Manhattan Plaza was intended to be luxury apartments, but went bankrupt. The Manhattan Plaza Associates LP, a partnership headed by Richard Ravitch and Irving Fischer took over. Building amenities include a playground, five tennis courts, and gym, a swimming pool, and a 1,000-car garage. Manhattan Plaza also has 50,000 square feet of retail space at its base.

Richard Ravitch

Irving Fischer became involved with developer Richard Ravitch who proposed two buildings for middle-income housing on a square block from 42nd to 43rd streets between 8th and 9th avenues. Using funds from the state’s Mitchell-Lama Housing program, the city loaned Ravitch’s HRH Construction all of the projects’ $95 million cost and tore down several occupied tenement buildings to build the two high-rise apartment buildings. Construction began in 1974.

During construction, New York City fell into a deep economic recession and had to drastically cut its funding of the project. With no market in the area for such high-rent housing, the two 46-story buildings stood as a failure.

The neighborhood residents and housing activists believed subsidized housing should be prioritized for the neighborhood’s existing poor residents. After nearly a year of debate and strong advocacy from performing arts unions, the plan was approved by the city.

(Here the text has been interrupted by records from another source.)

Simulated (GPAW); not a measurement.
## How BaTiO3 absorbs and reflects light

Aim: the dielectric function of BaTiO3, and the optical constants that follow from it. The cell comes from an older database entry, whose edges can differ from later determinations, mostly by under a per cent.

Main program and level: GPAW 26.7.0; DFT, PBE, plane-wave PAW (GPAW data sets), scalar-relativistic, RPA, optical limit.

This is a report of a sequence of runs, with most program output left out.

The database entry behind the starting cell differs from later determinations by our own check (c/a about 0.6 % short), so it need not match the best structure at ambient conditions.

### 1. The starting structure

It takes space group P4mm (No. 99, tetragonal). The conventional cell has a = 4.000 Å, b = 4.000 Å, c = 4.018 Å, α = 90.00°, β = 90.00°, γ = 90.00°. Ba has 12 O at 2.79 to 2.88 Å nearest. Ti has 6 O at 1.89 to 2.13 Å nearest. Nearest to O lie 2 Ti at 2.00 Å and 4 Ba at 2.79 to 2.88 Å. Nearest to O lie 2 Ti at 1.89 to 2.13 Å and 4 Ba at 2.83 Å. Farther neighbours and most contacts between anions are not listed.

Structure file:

Manhattan Plaza for the Performing Arts opened in 1977, with federal rent subsidy for 10 percent low- to middle-income earners, 70 percent performing arts workers (from dancers to wardrobe fitters, to writers and gaffers), and the balance for low-income seniors, the disabled, and local residents. In just over a year, all of its 1,689 apartments were fully rented.

T2C: When did you become involved with Manhattan Plaza?

Irving Fischer: In 1973 I worked with Richard Ravitch, on Manhattan Plaza. Land had been purchased and the apartments were geared to the middle class, but nobody wanted to live there, because of the neighborhood. Thanks to the economic demise, we were lucky to offer the apartments to actors. The evolution of section 8 foundation helped to attract people.

T2C: What were the biggest obstacles?

Irving Fischer: Finding a way to occupy the buildings.

T2C: What were your biggest triumphs?

Irving Fischer: Jerry Schoenfeld presented the idea to offer the building to performers from Off Broadway and Broadway. Their income levels met the criteria for section 8 subsidy. Thus began part of the clean up of 42nd Street. Hell’s Kitchen was called Hell’s Kitchen for a reason. Manhattan Plaza helped in getting rid of the drugs and prostitution.

T2C: Have you created other buildings based on Manhattan Plaza?

Irving Fischer: I’ve been involved in the building of many affordable housing and developments, but nothing like Manhattan Plaza.

T2C: What have been the biggest changes to the neighborhood architecturally?

Irving Fischer: The evolution of the theaters, restaurants and other high rises.

T2C: What else would you like to build?

Irving Fischer: My dream would be to build other apartment buildings like Manhattan Plaza around the country.

T2C: What was your greatest accomplishment?

Irving Fischer: Changing Hell’s Kitchen which was an unprecedented act and miracle. I was also fortunate in being the managing general partner. I oversaw the property and it’s population. I brought on Richard Hunnings and Rodney Kirk and my son Michael to run and manage the operations. That was a huge success. Richard had a way of making us see things as different flowers and all were valuable. He and Rodney created love. The staff showed love that was unconditional. We were all in this together. They asked and showed tremendous respect. That showed in multiple ways everyday and it was communicated in every aspect. So much good and everybody was a collective. 1688 apartments, thousands of people and staff were all a family affair. Everything was kept immaculate, because of love.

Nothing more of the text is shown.